Cody Cousino / Asst. multimedia editor
A star player in college football, basketball or baseball usually has a good shot at being drafted or given a tryout on a team in the U.S. If all else fails and that player still wants to play badly enough, he or she can always go overseas.
But if that person is a volleyball player, as Ohio State fifth-year seniors Steven Kehoe and John Klanac know, going overseas is the only option.
It is not necessarily a question of talent.
Kehoe, a setter, was named the NCAA Tournament’s Most Outstanding Player after leading the Buckeyes to a national championship with 51 assists in the semifinal against Penn State and 65 assists in the championship against California-Santa Barbara. Meanwhile, Klanac, an outside hitter, led the team with 16 kills in the semifinal and finished second in team kills for the season, with 372.
The problem is, there are no professional indoor volleyball leagues in the U.S. Klanac said there have been attempts to create leagues but they have always fallen through because of a lack of money.
The Association of Volleyball Professionals is a major beach volleyball league that holds most of its events in the U.S. It is in unsure standing, however. After filing for bankruptcy and holding no events for nine months, it restarted last month.
Kehoe said making a move to beach volleyball would be unlikely for him considering its current state and that he prefers the indoor game.
Klanac said it is a possibility for him, but that beach volleyball is a different game.
“A lot of people think it’s just volleyball, but it’s really a whole different game and the strategies are completely different than you would have in indoor volleyball,” Klanac said. “Right now I’m just going to concentrate on indoor volleyball, six on six.”
There are many professional indoor leagues in Europe and other countries. OSU coach Pete Hanson said there are strong leagues in Russia, Italy and Brazil. Klanac said he has heard France and Italy support good levels of volleyball.
Because of this, top American college volleyball players on both the men’s and women’s sides are faced with a difficult decision: continue playing the sport they love far away from family and friends, or give up playing to stay home.

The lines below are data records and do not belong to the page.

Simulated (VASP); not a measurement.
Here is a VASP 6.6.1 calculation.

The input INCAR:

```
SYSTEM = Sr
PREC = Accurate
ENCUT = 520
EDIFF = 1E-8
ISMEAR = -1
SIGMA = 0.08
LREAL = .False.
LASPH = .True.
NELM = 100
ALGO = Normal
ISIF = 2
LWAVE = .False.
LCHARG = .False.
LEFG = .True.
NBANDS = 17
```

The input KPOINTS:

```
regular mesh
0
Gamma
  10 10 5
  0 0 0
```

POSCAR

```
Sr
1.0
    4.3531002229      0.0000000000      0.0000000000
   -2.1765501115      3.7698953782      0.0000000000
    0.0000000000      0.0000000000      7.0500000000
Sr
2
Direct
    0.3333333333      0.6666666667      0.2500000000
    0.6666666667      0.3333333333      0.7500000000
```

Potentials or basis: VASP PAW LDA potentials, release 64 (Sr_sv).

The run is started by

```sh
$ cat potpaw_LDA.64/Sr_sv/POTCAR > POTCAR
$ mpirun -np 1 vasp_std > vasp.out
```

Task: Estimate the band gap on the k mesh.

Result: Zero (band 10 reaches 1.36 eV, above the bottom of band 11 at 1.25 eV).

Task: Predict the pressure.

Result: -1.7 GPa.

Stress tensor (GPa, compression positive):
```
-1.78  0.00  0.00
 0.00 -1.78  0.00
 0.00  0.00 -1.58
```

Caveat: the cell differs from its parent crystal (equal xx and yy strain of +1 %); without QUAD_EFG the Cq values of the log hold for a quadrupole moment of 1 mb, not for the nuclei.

But the decision is only half the battle.
“I could be one year and done, or I could not even get signed. There is the potential for that to happen, even though I don’t think it will,” Kehoe said. “It’s really going to be kind of a play-it-by-ear, and that’s the beauty of it, that it is exciting.”
Getting signed could be the longest and hardest part for both players, and there are different ways to go through the process.
Klanac said he is putting film and highlights together to send to teams and he will also be looking to hire an agent.
“They’ll kind of shop me around just like an agent would for a guy in the NBA or NFL and try to find me the best place for the right amount of money,” Klanac said.
Kehoe said he is putting together a résumé and gathering video highlights, but he would rather not sign with an agent until the agent has gotten him a job.
That is part of the advice he received from his sister, Bryn Kehoe, who just finished her second season playing professionally in Switzerland. She played last season in Switzerland’s A-League on a team called Neuchatel. Bryn played at Stanford from 2004–07 and won a national championship her freshman year.
She said one of the hardest things about getting a contract overseas is having contacts and that if a player has the contacts he might not need an agent.
“I’ve been talking with Steven about that and to be careful about what kind of agent he signs with,” Bryn said. “I don’t want him to sign a binding agreement if somebody can’t provide him with a good contract.”
There is no typical contract for professional volleyball players.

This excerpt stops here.